Memotest 2017 - Z80 coding contest

Bill B · Post by **Bill B** » 14 Oct 2017 22:36

My entry came in at 41 bytes and 181 cycles.

It was tested in MEMU running CPM.

AndyKey · Post by **AndyKey** » 15 Oct 2017 19:17

My best submission is attached below.
It has

;
; Memofest 2017 - Z80 coding contest
; Submission #3 by Andy Key
; PRNG16 is 41 bytes and 185T excluding final RET, as before
; PRNG17 is 55 bytes and 348T excluding final RET, now < 2*T(PRNG16)
; PRNG17 is 66 bytes and 266T excluding final RET, also possible
;

thewiz · Post by **thewiz** » 16 Oct 2017 14:22

Here was my attempt at 52 bytes.

Code: Select all

CALC_PRNG

;* p := p XOR q XOR (p ROL a) XOR ((p XOR q) SHL b)
;*      1111111                     1111111

;* q := ((p XOR q) ROL c)
;*        1111111

		LD A, L			; BC = DE = (HL XOR DE)
		XOR E			; HL = old p
		LD C, A
		LD E, A
		LD A, H
		XOR D
		LD B, A
		LD D, A

; ????????????? SWAP BC and DE USAGE ???????????????
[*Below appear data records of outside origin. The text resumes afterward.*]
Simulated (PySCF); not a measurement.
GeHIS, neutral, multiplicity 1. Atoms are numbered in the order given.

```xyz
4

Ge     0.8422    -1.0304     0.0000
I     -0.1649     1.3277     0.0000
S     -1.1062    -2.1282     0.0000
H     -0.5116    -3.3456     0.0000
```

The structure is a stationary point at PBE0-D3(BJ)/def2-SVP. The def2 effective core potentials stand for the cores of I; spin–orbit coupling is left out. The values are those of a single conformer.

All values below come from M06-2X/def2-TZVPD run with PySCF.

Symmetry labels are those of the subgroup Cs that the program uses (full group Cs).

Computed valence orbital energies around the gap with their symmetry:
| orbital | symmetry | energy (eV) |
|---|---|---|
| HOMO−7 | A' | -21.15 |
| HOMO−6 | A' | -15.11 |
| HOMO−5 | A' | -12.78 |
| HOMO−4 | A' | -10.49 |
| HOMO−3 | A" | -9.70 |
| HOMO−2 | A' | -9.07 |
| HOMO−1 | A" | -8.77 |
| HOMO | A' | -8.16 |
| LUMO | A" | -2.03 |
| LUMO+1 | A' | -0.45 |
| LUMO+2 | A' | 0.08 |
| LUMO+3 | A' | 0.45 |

;* p := p XOR q XOR (p ROL a) XOR ((p XOR q) SHL b)
;*      1111111      2222222        1111111

		XOR A			; HL = p ROL a
		SRL H
		RR L
		RRA
		SRL H
		RR L
		RRA
		OR H
		;LD H, A

;* p := p XOR q XOR (p ROL a) XOR ((p XOR q) SHL b)
;*      1111111 333  2222222        1111111

		;LD A, H		; BC = (p XOR q) XOR (p XOR a)
		XOR B			; DE still equal p XOR q
		LD B, A			; HL = not needed any more
		LD A, L
		XOR C
		LD C, A

		LD H, D
		LD L, E			; HL = DE = p XOR q

;* q := ((p XOR q) ROL c)
;*        1111111  22222

		LD A, D			; LSBit into C flag
		RRA
		RR E			; ROT LSB with C flag
		LD A, D			; ROT MSB with C flag
		RRA
		LD D, E
		LD E, A

;* p := p XOR q XOR (p ROL a) XOR ((p XOR q) SHL b)
;*      1111111 333  2222222        1111111  44444

		ADD HL, HL
		ADD HL, HL

;* p := p XOR q XOR (p ROL a) XOR ((p XOR q) SHL b)
;*      1111111 333  2222222  555   1111111  44444

		LD A, H
		XOR B
		LD B, A
		LD A, L
		XOR C
		LD C, A

		; At this point
		;	BC = new p
		;	DE = new q

		LD H, B
		LD L, C
		ADD HL, DE

		;	BC = new p
		;	HL = PRNG

		LD A, B			; Swap BC & HL
		LD B, H
		LD H, A
		LD A, C
		LD C, L
		LD L, A
	
		RET

Tony Brewer · Post by **Tony Brewer** » 16 Oct 2017 23:31

Thanks again to everyone who took part in Memotest 2017. Nobody beat or matched my Basic or Advanced code, therefore I cannot declare a winner but I hope those who entered were able to enjoy it.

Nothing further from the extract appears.